Yep, it works very well. To adjust the spot circle size, you can use the mouse scroll wheel, its much easier than keyboard square brackets, which, BTW, do not exist on many European systems.

Ken Milburn said:

I like that info on the scroll wheel. Also, I goofed. You can only make the Spot Removal settings apply to multiple images with Sync

Mark Sirota said:

"...as long as you've downloaded them all to the same folder."

What difference does that make? You can apply your dust-removal preset to any images, no matter where they live. (Or sync, or copy/paste, or use the paint tool, or ...)

Mark Sirota said:

Hey, apparently you can't put dust removal in a preset through the UI. Strange, I thought you could. Now I understand your "I goofed" comment...

But I still don't understand your "same folder" comment.

Beau said:

I have done this myself and it works well. But the problem I have with doing this over many images is that if your subject changes and a spot that was in the sky now is on an edge, then you have an even bigger problem on your hands. This has happened to me enough times that I have only done this on a few images at a time in order to ensure I am not messing it up more.

So just be careful before doing a whole directory at once.

Ken Milburn Author Profile Page said:

That's why I said to shoot a blank screen first, so that you could tell which spots were going to be on *all* your images. Only do those first. Then go back later and fix the individual shots when you're making individual adjustments. It's call workflow.

ajt said:

Am I being thick? I can get the dust off to apply ONLY if I do it one image, then do Sync.
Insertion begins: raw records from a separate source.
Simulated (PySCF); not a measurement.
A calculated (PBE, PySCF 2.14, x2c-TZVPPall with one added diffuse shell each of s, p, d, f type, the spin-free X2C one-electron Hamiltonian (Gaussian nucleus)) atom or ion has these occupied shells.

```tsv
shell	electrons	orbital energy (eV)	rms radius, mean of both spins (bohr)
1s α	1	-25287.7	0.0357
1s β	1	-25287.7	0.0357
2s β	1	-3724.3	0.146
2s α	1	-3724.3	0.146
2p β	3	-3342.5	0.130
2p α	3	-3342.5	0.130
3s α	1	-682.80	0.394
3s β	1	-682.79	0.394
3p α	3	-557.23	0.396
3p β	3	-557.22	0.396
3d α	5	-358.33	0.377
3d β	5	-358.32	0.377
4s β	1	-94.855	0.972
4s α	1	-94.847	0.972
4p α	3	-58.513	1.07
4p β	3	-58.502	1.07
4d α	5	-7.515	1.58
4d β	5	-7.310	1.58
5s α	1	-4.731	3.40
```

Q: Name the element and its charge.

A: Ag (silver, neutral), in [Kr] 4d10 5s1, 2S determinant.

When I create a preset, I don't get the option to add the Dust correction settings to that preset (as per the screenshot above). So I go ahead and create the preset anyway, but selecting an image (or more than one), then clicking the preset applies all my defaults EXCEPT dust correction.

Dan said:

This dust/spot removal preset functionality is seemingly missing in 2.1 (or removed) - very very annoying, goes completely against the workflow aspect of LR

Alex said:

The most idiotic advise I've ever heard... Have you tried doing it yourself on multiple images? See Beau's comment.

Also, try shooting on f/32 and f/16 and compare the dust you see on the images. Surprise? Had to do this before writing this article.